EDINBURGH (Reuters) – Rock stars staged a final “Live 8″
concert in Edinburgh on Wednesday in a last-minute bid to press
world leaders gathering in nearby Gleneagles to do more to
alleviate poverty.

The free gig featured artists including James Brown and
Annie Lennox. Ten other “Live 8″ concerts on Saturday across
four continents featured what was billed as the greatest ever
line-up of rock and pop talent.

About 50,000 people crowded into the Murrayfield sports
stadium in Edinburgh, 65 km (40 miles) from where leaders of
the Group of Eight industrialized nations began their summit.

“The (British) prime minister goes into this negotiation
with the biggest democratic mandate ever assembled on one
single issue in history,” organizer Bob Geldof said in
Gleneagles.

“If they (the leaders) don’t care, they’re going to have to
do it publicly,” said the American actress Susan Sarandon, in
Edinburgh to support the concert.

Geldof also orchestrated the Live Aid event 20 years ago –
which was watched by 1.5 billion people and raised $100 million
for African famine victims.

The Irish rocker now hopes Live 8 will force leaders to act
on poverty, and is demanding debt relief for poor countries, a
doubling of aid and fairer trade conditions.

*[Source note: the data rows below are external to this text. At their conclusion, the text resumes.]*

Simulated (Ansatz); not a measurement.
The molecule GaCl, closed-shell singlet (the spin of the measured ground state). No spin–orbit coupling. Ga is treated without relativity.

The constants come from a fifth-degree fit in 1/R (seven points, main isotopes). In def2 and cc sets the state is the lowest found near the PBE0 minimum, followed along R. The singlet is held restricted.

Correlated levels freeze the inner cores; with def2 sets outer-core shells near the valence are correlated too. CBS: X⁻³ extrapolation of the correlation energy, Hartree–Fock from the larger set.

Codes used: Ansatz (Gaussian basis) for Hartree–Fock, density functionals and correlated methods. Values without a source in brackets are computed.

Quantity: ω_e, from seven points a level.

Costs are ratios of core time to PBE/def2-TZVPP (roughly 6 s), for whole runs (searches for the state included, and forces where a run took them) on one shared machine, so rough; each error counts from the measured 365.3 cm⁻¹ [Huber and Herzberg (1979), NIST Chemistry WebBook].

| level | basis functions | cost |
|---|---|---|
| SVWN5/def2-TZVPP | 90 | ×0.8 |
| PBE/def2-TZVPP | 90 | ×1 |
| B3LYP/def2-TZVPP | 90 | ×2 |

Geldof and U2 front man Bono, another celebrity campaigner,
met some G8 leaders face-to-face to get their message across.

Bono called Canadian Prime Minister Paul Martin “difficult”
and “annoying” after Martin said it would take time for his
country to meet demands to boost overseas assistance to 0.7
percent of Gross Domestic Product from 0.26 percent now.

The two stars have lavished praise on British Prime
Minister Tony Blair for making Africa and poverty priorities at
the G8 summit, although it is far from clear whether they will
get what they want from the gathering of the world’s most
powerful men.

They have pointed to recent debt concessions by rich
countries and Washington’s agreement to double aid to Africa as
examples of how nations are responding to calls to do more.

In addition to the Live 8 concerts, Geldof urged up to a
million people to march on Edinburgh and join the Make Poverty
History campaign. Only a few hundred protesters were visible in
Edinburgh on Wednesday afternoon, although some 200,000
attended an anti-poverty march there at the weekend.

Another celebrity initiative fell flat when Hollywood actor
George Clooney failed to turn up to a Save the Children press
conference in Edinburgh for security reasons, the charity said.